The naira’s movements occur against the backdrop of a stronger U.S. dollar, influenced by global economic developments. The U.S. Dollar Index, which compares the dollar against a basket of currencies, remained elevated at around 106-107 points on Wednesday.
This followed President-elect Donald Trump’s announcement of additional tariffs on Canadian, Mexican, and Chinese imports, further unsettling global trade dynamics.
Economic analysts believe the CBN’s recent measures indicate a strategic focus on bolstering investor confidence while addressing currency volatility.
Dr. Muda Yusuf, a prominent economist, noted, “The increase in the MPR demonstrates the CBN’s intent to curb inflation and attract foreign capital. However, parallel market rates suggest persistent pressure on dollar demand, likely driven by structural gaps in the forex market.”

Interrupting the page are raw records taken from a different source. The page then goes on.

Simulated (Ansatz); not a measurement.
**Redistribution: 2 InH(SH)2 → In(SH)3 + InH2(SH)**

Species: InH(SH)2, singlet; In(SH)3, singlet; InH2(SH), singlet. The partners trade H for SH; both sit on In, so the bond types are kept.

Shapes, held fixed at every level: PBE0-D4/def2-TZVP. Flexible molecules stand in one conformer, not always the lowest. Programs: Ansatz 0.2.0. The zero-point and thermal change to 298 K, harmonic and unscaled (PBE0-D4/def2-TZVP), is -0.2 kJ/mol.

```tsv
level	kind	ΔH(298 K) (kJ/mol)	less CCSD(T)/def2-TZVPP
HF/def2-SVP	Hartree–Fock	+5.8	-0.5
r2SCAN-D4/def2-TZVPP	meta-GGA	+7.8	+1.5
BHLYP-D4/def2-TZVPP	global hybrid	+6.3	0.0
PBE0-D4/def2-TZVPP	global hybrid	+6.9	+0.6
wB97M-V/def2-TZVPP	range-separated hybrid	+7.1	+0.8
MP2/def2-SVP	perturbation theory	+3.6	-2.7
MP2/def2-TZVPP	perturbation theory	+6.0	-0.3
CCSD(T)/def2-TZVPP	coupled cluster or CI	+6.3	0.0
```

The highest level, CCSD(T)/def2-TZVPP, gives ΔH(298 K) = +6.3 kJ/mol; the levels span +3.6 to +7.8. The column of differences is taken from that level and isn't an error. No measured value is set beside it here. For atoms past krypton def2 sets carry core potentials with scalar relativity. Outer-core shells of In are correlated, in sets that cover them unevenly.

Similarly, FX strategist Bola Onasanya highlighted the significance of automating forex trading. “The introduction of Bloomberg BMatch is a game-changer for Nigeria’s forex market. By enhancing transparency and efficiency, the CBN is signaling its commitment to long-term market stability.”
While the naira’s appreciation in the official market signals some positive effects of the CBN’s policies, its tepid performance in the parallel market underscores the challenges of demand-supply imbalances.
Analysts expect that successful implementation of automated trading and further policy adjustments could lead to a more harmonized exchange rate regime in the coming months.